Time is running out for Ohio Republicans who want to change the state’s renewable energy standards, and a battle with Gov. John Kasich over what those changes might look like remains.
Ohio’s renewable energy standards, dating back to 2008, require utility companies to incorporate an increasing percentage of wind, solar and other renewable resources into their electricity supply.
But legislation passed in 2014 put a two-year freeze on the gradual increase to form a committee to take a closer look at modifications to the renewable standards. The standards go back into effect at the beginning of 2017.
“I am not certain given the limited number of days left in the session, which will not resume until after Nov. 8 and will adjourn before Christmas, that we will be able to get something through,” Sen. Bill Seitz, R-Hamilton County, said.
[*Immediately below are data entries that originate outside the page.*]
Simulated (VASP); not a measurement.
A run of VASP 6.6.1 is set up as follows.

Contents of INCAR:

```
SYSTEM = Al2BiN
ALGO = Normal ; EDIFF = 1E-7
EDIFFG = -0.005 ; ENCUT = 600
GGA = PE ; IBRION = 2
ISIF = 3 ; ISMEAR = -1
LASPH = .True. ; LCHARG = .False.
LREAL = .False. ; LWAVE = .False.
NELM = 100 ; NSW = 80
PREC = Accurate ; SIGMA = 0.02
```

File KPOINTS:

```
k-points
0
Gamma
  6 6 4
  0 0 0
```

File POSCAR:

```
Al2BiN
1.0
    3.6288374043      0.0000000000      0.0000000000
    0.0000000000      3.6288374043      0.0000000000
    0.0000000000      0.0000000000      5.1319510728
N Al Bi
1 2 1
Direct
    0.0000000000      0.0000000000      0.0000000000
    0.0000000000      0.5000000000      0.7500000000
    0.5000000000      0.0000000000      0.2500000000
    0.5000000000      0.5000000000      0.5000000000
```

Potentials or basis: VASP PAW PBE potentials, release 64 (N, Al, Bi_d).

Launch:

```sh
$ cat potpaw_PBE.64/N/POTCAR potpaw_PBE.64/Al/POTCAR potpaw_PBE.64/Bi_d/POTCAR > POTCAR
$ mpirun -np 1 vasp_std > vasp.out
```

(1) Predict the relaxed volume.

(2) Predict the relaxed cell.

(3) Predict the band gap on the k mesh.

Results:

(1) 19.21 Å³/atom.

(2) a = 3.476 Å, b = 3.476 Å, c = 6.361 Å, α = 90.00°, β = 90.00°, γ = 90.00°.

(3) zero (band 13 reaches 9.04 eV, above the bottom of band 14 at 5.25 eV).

Seitz introduced a bill in April to put another three-year freeze on the standards to wait and see how potential federal mandates from the Obama Administration’s Clean Power Act, which is working its way through a federal appeals court, would affect state renewable standards.
The bill, SB 320, hasn’t moved from its senate committee to be voted on due to lawmaker disagreements on how long another freeze should be or if there should be a freeze at all. Kasich has indicated he would veto any bill that called for an indefinite halt to the standards.
“The trends in the (renewable) marketplace out there are not going to wait for us,” Trish Demeter with the Ohio Environmental Council said. “They’re not going to wait for Ohio to set the right policy to take advantage of all those market trends. Other states are going to pass us by.”
Another standards freeze shouldn’t be put in place because utility companies have already easily been meeting the yearly standards before the first standards freeze in 2014, Demeter said.
In an effort to move the bill through the legislature faster, Seitz has been circulating a substitute bill that wouldn’t call for a freeze, but instead would make the renewable standards voluntary for utility companies until 2020.
Rep. Ron Amstutz, R-Wooster, who introduced a related bill that would eliminate the mandated standards, said compromise between the Kasich administration, special interests and lawmakers is necessary to change the standards before it goes back into effect.